January 28, 2018 at 1:52 am

Hi charles, can you share to me on how to interpret the standard deviation, specifically to determine the homogeneous and heterogeneous value of SD. Can you give me the specific range for the value close to mean score, disperse, less disperse and widely disperse.
Reply
- Charles
  
  January 28, 2018 at 10:02 am
  
  Min,
  Sorry but I don’t understand your question.
  Charles
  Reply
Min

January 28, 2018 at 1:42 am

Hi charles, is it ok to correlate the mean scores of x (dependent variable) and y (independent variable )?
What are some considerations when we use pearson or spearman correlation?
Reply
- Charles
  
  January 28, 2018 at 10:00 am
  
  Min,
  You can correlate any two sets of numbers of the same size as long as each set has at least 2 values.
  Generally you use Pearson’s correlation. Use Spearman’s as explained at
  Spearman’s Correlation
  Charles
  Reply
yasyas

January 5, 2018 at 9:33 pm

Hi Charles,

I did split half realibility method.correlation coefficient is .60. Spearman-Brown correction is 1.50. Do you think it is high or low?
Thanks in advance.
Reply
- Charles
  
  January 6, 2018 at 7:37 am
  
  Yasyas,
  I don-t think that Spearman-Brown can be higher than 1.0.
  Charles
  Reply
  - yasım
    
    January 6, 2018 at 12:24 pm
    
    sorry ı wrote incorrect. Spearman-brown is 0.67.correlation coefficient is .60. Is realibilty high or low?
    Reply
    - Charles
      
      January 6, 2018 at 1:23 pm
      
      There isn’t agreement on what is a high level of reliability. Some say .80 is high, otherwise use a lower value. To me 0.67 is probably at the lower end of acceptable reliability, but this is just an impression.
      Charles
      Reply
      - Mikol
        
        April 18, 2019 at 2:48 am
        
        Hi, Dr. Charles!
        Thank you for a developing a very helpful tool.
        a) I just want to know why there is no agreed level of reliability.
        b) Is there any other tool I can use to justify level of reliability?
        c) I have a Chronbach’s alpha of 0.6248 and my interpretation is that there is a high level of reliability. Am I correct in saying this?
      - Charles
        
        April 18, 2019 at 9:45 am
        
        Hello Mikol,
        a) This is subjective and so we shouldn’t necessarily expect agreement.
        b) There are many tools available, but Cronbach’s alpha is the one that is most commonly used.
        c) I would probably say that this is borderline acceptable, but again there isn’t agreement about the interpretation.
        Charles
Maira

December 24, 2017 at 3:02 am

Hi Charles,

I was wondering if you could help me: Prior to starting statistical analysis of my variables, I’m trying to look at the correlation between 4 dependent variables in order to focus on one of them.

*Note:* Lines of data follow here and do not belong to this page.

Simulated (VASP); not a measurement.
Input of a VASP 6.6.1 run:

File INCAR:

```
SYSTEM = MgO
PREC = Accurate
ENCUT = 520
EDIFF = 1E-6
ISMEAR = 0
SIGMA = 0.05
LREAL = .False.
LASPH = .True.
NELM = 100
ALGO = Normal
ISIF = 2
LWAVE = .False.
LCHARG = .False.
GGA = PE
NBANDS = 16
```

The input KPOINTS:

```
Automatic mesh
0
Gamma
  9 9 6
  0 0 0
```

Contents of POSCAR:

I conducted a pairwise correlation matrix on Stata. Two questions:

1 – Would you suggest undergoing further correlation tests? If so, which?
2 – How strong does the correlation have to be for me to ignore the variable?
Reply
- Charles
  
  December 24, 2017 at 8:26 am
  
  Maira,
  1. It really depends on what hypotheses you want to test.
  2. What criterion are you using for ignoring a variable? You can test a pair of variables to see whether its correlation is significantly different from zero. See
  https://real-statistics.com/correlation/one-sample-hypothesis-testing-correlation/
  Charles
  Reply
Anureet Kaur

December 18, 2017 at 6:14 pm

Sir I have a questionnaire responses of around 100 people regarding how much 10 parameters influence certain thing in scale range 0 to 4 with 0 no effect and 4 max effect. I have calculated correlation among these 10 parameters and they are highly correlated based on questionnaire responses.
Is there any possibility to check how much i parameter influence j parameter on a scale range from 0 to 9 using result of correlation?I want to use questionnaire response as an input to Analytic Hierarchical Process(AHP) which requires influence of one parameter on another in scale of 0 to 9.
Thanks in advance for your help.
Reply
- Charles
  
  December 19, 2017 at 8:12 am
  
  Anureet,
  If by “how much i parameter influence j parameter” you mean the correlation between these two parameters, then I can think of many ways of assigning a value between 0 and 9. One approach is to use the RANK.AVG function on these values and then rescale the results to values between 0 and 9.
  I am not familiar with AHP so I can’t say whether this is the approved method for use by AHP.
  Charles
  Reply
Piero

November 2, 2017 at 5:23 pm

Dear Charles,

I have to do a set of correlation analysis for several pairs of variables.
I have 6 variables measured on each subject of the sample and I have to verify if there is a correlation between one of these variables versus the other 5 time by time.
As I understand the r Pearson’s coefficient computation assumes that the input data are normally distributed and the absence of outliers.
I did normality check and I verified the presence of some outlier. After removing them, I repeated the normality check, but some of the samples that weren’t identified as outliers at the first check, now become outliers! Thus I removed also these ones and so on.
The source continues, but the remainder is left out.